Closed srikrbha closed 2 years ago
Could you try to add option --enable-threads
and remove limitations to number of threads altogether? Just let Python create as many threads as it wants to.
I suspect, you might be hitting "20 threads" limit due to WebSocket client background activity.
PyEXASOL uses only 1 extra thread to monitor the execution status of SQL query. But WebSockets require a lot of threads to read / write asynchronously, check timeouts and send / receive PING / PONG frames.
@littleK0i The original uwsgi.ini
file that I used had --enable-threads
. But one question, any reason why a sub-process is facing the thread limit? Shouldn't it be out of the limits set by uwsgi? Or is it because it inherits more than just the env vars and the sockets?
Note: The subprocess was spawned using the python subprocess
module with the uwsgi server process being the parent process.
Well, technically when you create a new process in Linux, it "forks" and child inherits everything from parent. It includes all sockets, threads, resources, memory, almost everything. So I would not be surprised if thread limits are inherited as well.
Did it help to remove the limit?
I was thinking about creating a second implementation for HTTP transport, using threads only. No subprocess, no forking.

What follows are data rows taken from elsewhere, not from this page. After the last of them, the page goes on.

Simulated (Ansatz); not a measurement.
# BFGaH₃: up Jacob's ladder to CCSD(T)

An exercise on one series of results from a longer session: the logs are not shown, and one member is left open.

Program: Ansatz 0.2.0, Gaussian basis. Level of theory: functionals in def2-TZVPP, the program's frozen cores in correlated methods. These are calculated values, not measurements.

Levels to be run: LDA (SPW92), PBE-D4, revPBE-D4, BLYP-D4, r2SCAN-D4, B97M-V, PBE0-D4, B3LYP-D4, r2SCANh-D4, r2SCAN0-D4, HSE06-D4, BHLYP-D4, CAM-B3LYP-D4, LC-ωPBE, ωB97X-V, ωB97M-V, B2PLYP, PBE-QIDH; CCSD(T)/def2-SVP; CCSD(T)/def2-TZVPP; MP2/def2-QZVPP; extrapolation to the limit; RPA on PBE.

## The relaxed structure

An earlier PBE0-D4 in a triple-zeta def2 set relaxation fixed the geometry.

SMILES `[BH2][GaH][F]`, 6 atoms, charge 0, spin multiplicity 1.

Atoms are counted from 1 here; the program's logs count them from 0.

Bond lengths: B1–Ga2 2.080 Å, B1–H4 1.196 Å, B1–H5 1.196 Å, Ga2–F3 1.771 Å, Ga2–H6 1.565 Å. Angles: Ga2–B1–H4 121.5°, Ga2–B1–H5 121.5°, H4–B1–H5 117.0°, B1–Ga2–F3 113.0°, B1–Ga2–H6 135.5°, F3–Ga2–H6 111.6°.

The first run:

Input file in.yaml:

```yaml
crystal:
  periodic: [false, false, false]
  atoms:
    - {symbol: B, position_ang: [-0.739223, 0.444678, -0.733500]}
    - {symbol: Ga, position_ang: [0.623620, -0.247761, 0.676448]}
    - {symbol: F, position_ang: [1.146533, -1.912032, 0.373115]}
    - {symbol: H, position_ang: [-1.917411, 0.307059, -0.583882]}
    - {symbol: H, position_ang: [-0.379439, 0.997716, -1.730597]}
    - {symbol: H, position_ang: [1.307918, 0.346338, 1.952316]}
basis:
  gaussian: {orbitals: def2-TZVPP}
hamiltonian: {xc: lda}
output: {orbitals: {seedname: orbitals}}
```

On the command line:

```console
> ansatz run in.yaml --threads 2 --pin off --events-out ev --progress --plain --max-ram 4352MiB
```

Removing the thread limit did work, but, we want to keep it since in our case we have limited cpus allocated to the server spawned and we want to limit the threads spawned to prevent any contention. On that note, within the same server process, we do have other thread pools that run as well, but they have never had any such problems. Or could it be that they didn't have any problems as they aren't contending for any sockets? On that note, to rephrase the problem, what I have been observing from the logs is that the HTTP transport thread that communicates with exasol does get created, but, the thread gets stuck at exception handling and joining.
Note: Just noticed that I didn't give you any logs from one of my tries. Big mistake on my part! Here it is: PyEXASOL_20210909_035721_897429.log
I have a theory.
Maybe it gets stuck because it is unable to terminate subprocess due to this behaviour: https://uwsgi-docs.readthedocs.io/en/latest/ThingsToKnow.html
Till uWSGI 2.1, by default, sending the SIGTERM signal to uWSGI means “brutally reload the stack” while the convention is to shut an application down on SIGTERM. To shutdown uWSGI use SIGINT or SIGQUIT instead. If you absolutely can not live with uWSGI being so disrespectful towards SIGTERM, by all means enable the die-on-term option. Fortunately, this bad choice has been fixed in uWSGI 2.1
PyEXASOL uses .terminate
to send SIGTERM and stop the subprocess listening to data stream from EXPORT. If uwsgi overloads signal handlers for SIGTERM, it might be inherited by subprocess.
You may test it by replacing .terminate()
call with .kill()
here: https://github.com/badoo/pyexasol/blob/master/pyexasol/http_transport.py#L269
@littleK0i Thanks for the info. Will check and get back.
@littleK0i You were right with your theory, .kill()
indeed works. @srikrbha tested the uWSGI flag die-on-term
as well, however this did not work. Is there anything that speaks against exchanging .terminate()
with kill()
?
It's possible to swap it with .kill()
, but it's definitely not the best practice when we can terminate normally.
Could you try to reset SIGTERM signal handler to default? In order to do so, please the following code add after this line: https://github.com/badoo/pyexasol/blob/master/pyexasol_utils/http_transport.py#L236
import signal
signal.signal(signal.SIGTERM,signal.SIG_DFL)
It should reset signal handler to default, unless uWSGI added even more weirdness.
@daschnerm , @srikrbha
Indeed, child process inherits signals of parent process by design.
I've added reset of signal handler in 0.21.1
. It should fix this specific problem.
Code: https://github.com/badoo/pyexasol/commit/7d2921456c740e755f5e96dc9a14dec8babc9713
@srikrbha , @daschnerm , If it is still relevant, please try to use pyexasol latest version (0.23.1+
) with uWSGI.
HTTP transport was fully reworked to use threads instead of child processes. Subprocesses are no longer started. sys.executable
, signal handling and many other problems should be resolved automatically.
We may see some new unforeseen problems related specifically to threads, but it is unlikely.
Thank you.
@srikrbha, @daschnerm: the last message from @littleK0i suggests that this ticket can be closed, right?
Closing ticket. No further feedback. Should be solved.
After making a custom build of py-exasol while adding changes to
sys.executable
(changes in repo: https://github.com/daschnerm/pyexasol/tree/master, based on discussion in issue: https://github.com/badoo/pyexasol/issues/73), we see that a subprocess spawned from the uwsgi server gets stuck while raising anExaQueryError
after callingexport_to_pandas
function. This problem is observed when we use thethreads = x
setting in uwsgi to limit the number of worker threads that get spawned by uwsgi.Sample repro repro.tar.gz:
subprocess_check.py
add the necessary exasol credentials and make sure that the internal query tries to access an inexistent table in the database.In case you need exasol logs, you can build the exasol from the following branch of the repo instead for debugging: https://github.com/daschnerm/pyexasol/tree/debugging.